COP28: Mozambique Joins World’s Largest Aquatic Ecosystem Restoration and Protection Initiative With More Than 30 Countries

In a major boost to global efforts to mitigate and adapt to climate change, 37 countries yesterday signed up to the Freshwater Challenge, the world’s largest initiative to restore degraded rivers, wetlands and aquifers and protect vital aquatic ecosystems.

At a high-level event organised by the COP28 Presidency and attended by 15 ministers, 37 countries were announced to have signed up. This initiative was born in March 2023 at the United Nations Water Conference in New York and was led by Colombia, DR Congo, Ecuador, Gabon, Mexico and Zambia.
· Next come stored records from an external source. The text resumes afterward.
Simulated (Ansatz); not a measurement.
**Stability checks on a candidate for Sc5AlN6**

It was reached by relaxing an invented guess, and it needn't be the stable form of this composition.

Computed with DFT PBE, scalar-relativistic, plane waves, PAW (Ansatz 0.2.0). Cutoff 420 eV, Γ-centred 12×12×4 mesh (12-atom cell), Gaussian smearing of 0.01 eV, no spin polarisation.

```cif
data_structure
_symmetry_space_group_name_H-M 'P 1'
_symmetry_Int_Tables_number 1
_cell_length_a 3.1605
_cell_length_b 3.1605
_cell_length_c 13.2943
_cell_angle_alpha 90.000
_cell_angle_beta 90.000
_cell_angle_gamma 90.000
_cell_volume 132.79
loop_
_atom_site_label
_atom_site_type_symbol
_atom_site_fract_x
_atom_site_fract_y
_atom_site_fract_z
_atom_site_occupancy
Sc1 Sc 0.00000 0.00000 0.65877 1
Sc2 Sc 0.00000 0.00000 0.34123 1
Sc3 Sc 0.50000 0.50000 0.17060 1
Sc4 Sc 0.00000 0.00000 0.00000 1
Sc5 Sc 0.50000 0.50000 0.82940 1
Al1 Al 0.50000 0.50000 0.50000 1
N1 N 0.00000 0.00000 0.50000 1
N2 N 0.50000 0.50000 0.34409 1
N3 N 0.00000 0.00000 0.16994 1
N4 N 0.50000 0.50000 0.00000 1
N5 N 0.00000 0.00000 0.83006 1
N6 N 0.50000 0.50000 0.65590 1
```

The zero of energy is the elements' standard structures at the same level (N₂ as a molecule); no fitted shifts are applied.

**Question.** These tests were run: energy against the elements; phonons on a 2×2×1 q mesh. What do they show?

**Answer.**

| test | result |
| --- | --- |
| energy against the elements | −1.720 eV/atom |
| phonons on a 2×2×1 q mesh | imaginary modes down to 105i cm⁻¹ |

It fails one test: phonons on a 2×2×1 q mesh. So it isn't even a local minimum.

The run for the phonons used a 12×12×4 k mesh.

The aim of the Water Challenge is to restore 300,000 km of rivers and 350 million hectares of degraded wetlands by 2030, and to protect aquatic ecosystems. New signatories include Brazil, Burkina Faso, Cambodia, Canada, Chad, Chile, Dominican Republic, El Salvador, Fiji, France, Finland, Gabon, Germany, Iraq, Kenya, Liberia, Malawi, Mali, Mauritania, Mozambique, Nepal, Netherlands, Niger, Norway, Peru, Republic of Congo, Senegal, Slovenia, Spain, Tajikistan, Tanzania, United Arab Emirates, United Kingdom, United States, Uganda, USA and Zimbabwe. These countries are home to more than 30% of the world’s renewable water resources and are home to more than 1.5 billion people.

This initiative seeks to reverse the continuing degradation of these ecosystems over the past decades. One third of the world’s wetlands have been lost in the last 50 years, and they are deteriorating faster than forests.

“Preserving healthy wetlands, rivers and aquifers is our best buffer and guarantee against the worsening effects of climate change. Investing in their protection and restoration will yield great benefits, including strengthening climate adaptation and disaster risk reduction, increased water and food security. It will also contribute to reversing the alarming decline in aquatic biodiversity. We need to find new ways to address this urgently,” says Stuart Orr, head of WWF International’s Water programme.

The Water Challenge will also focus on providing the evidence needed at the national level to effectively design and implement restoration measures, identify priority areas for restoration, update relevant national strategies and plans, and mobilise resources and establish financial mechanisms to implement the targets.

Led by a coalition of countries, the Water Challenge is supported by Conservation International, the International Union for Conservation of Nature (IUCN), the Secretariat of the Convention on Wetlands, The Nature Conservancy, Wetlands International, OECD, UNEP (under the auspices of the UN Decade of Ecosystem Restoration) and WWF.

The Challenge is a country-driven initiative with an inclusive and collaborative approach to implementation, in which governments and their partners will co-create solutions for aquatic ecosystems with indigenous peoples, local communities and other stakeholders, including the private sector.